Friday, January 30, 2026

Off-B'way Review: Ulysses

The company of Ulysses.
Credit: Joan Marcus
The innovative theater collective Elevator Repair Service has tackled such literary giants as Fitzgerald (Gatz, its day-long version of The Great Gatsby), Faulkner (The Sound and the Fury) and Hemingway (The Sun Also Rises). The 35-year-old company is now taking on the greatest challenge in its history by brining to the stage what is generally regarded as one of the most confounding literary masterpieces, James Joyce’ Ulysses. The 1922 massive tome chronicles a single day—June 16, 1904—in Dublin, following the wanderings of Leopold Bloom, his wife Molly and the young Stephen Dedalus, paralleling Homer’s epic The Odyssey. Joyce experiments with style and form, switches genres with each chapter and has the characters express their inner thoughts. We are told in an onstage intro that one critic famously said that not much happens in Ulysses, apart from everything you can possibly imagine. 

Is it even possible to stage such a work which relies so heavily on interior monologues and so little on plot in theatrical terms? Burgess Meredith directed an adaptation of the phantasmagoric Nightgown section (Bloom venturing into Dublin’s red-light district and his own imagination) Off-Broadway in 1958 starring Zero Mostel which was revived on Broadway in 1974. Here director John Collins and co-director Scott Shepherd are taking on the work as a whole, or at least an edited version. While some of the sections are bogged down in attempts to dramatize Joyce’s literary excesses and tend to drag, this adaptation does capture the vital energy of the author’s vivid characters, his deep themes of sexuality, religion and literature, and the emergence of Dublin itself as a life force.    

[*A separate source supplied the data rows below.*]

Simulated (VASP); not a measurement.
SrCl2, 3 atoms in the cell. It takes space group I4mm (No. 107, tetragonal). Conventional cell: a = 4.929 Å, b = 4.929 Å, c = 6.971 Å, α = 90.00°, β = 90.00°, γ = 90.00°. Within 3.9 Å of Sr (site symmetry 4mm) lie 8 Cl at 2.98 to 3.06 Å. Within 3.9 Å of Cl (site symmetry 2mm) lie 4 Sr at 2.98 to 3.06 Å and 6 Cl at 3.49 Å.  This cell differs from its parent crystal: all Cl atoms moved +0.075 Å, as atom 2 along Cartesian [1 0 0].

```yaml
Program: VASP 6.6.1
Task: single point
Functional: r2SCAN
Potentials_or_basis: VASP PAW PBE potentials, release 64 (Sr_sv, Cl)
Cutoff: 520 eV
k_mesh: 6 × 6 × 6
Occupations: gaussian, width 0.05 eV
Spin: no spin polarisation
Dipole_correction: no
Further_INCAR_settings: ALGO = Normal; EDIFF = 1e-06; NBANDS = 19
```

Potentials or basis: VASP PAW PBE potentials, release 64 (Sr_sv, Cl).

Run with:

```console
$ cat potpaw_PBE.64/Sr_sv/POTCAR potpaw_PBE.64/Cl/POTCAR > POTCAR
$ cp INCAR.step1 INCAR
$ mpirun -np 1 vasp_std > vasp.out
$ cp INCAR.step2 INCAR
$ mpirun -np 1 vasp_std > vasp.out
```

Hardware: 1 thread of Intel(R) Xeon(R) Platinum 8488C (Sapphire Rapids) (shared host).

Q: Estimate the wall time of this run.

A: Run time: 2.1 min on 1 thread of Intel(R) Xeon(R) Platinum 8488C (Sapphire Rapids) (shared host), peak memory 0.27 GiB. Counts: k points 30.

Stephanie Weeks, Scott Shepherd,
and Dee Baesnael in Ulysses.
Credit: Joan Marcus
In his onstage introduction, Shepherd, who also is credited with dramaturgy and playing many roles, explains that Joyce “put so many enigmas and puzzles into Ulysses that it would keep the professors busy for centuries arguing about what he meant, and that’s how he would insure his immortality.” Collins and Shepherd make no attempt to unravel those enigmas and puzzles, but present them for us to contemplate and perhaps solve on our own. The cast alternates between narrating the book and enacting the action. They are initially seated at a panel and gradually step out to fully play the scenes. The text is projected onto screens in front of the panel. When they skip over a section, the projected words zip ahead and the actors pretend to fast forward, jerking their bodies as if they were images on sped-up film. This device is amusing the first few times, but grows repetitive. 


Vin Knight, Kate Benson, and Scott Shepherd
in Ulysses.
Credit: Joan Marcus
Fortunately, the majority of Joyce’s narrative is rendered with humor, passion, and imagination. The tables transform into numerous pubs, restaurants and offices and Marika Kent’s lighting and Ben Williams’ sound create each setting with telling details. The cast eat, drink, dream, and fornicate, as an onstage clock notes their progress through the day. By the play’s end the stage is littered with food, papers and other debris and we have experienced much of the human condition including Bloom’s searching for sexual fulfillment and asserting his Jewish identity, Molly’s sensual exploration of her desires for her husband and other lovers, and Daedalus’ yearning for a father figure through literature.


The seven-member cast ably creates a multitude of Dublin denizens, particularly Stephanie Weeks who applies a delightful array of accents and personae. I also enjoyed Kate Benson’s scruffy pub crawler and seedy prostitute. Vin Knight gives us a relatable, befuddled and desperate Bloom, searching for meaning amid the confusion and fog in Joyce’s maze of meaning, stumbling in and out of dreams. Maggie Hoffman subtly and expertly delivers Molly’s famous “Yes” monologue which concludes the evening. Shepherd, Dee Beasnael, and Christopher Rashee-Stevenson complete the admirable ensemble.


Jan. 25—March 1. Public Theater, Elevator Repair Service, and Under the Radar Festival at the Public Theater, 425 Lafayette St., NYC. Running time: two hours and 45 mins. including intermission. public theater.org.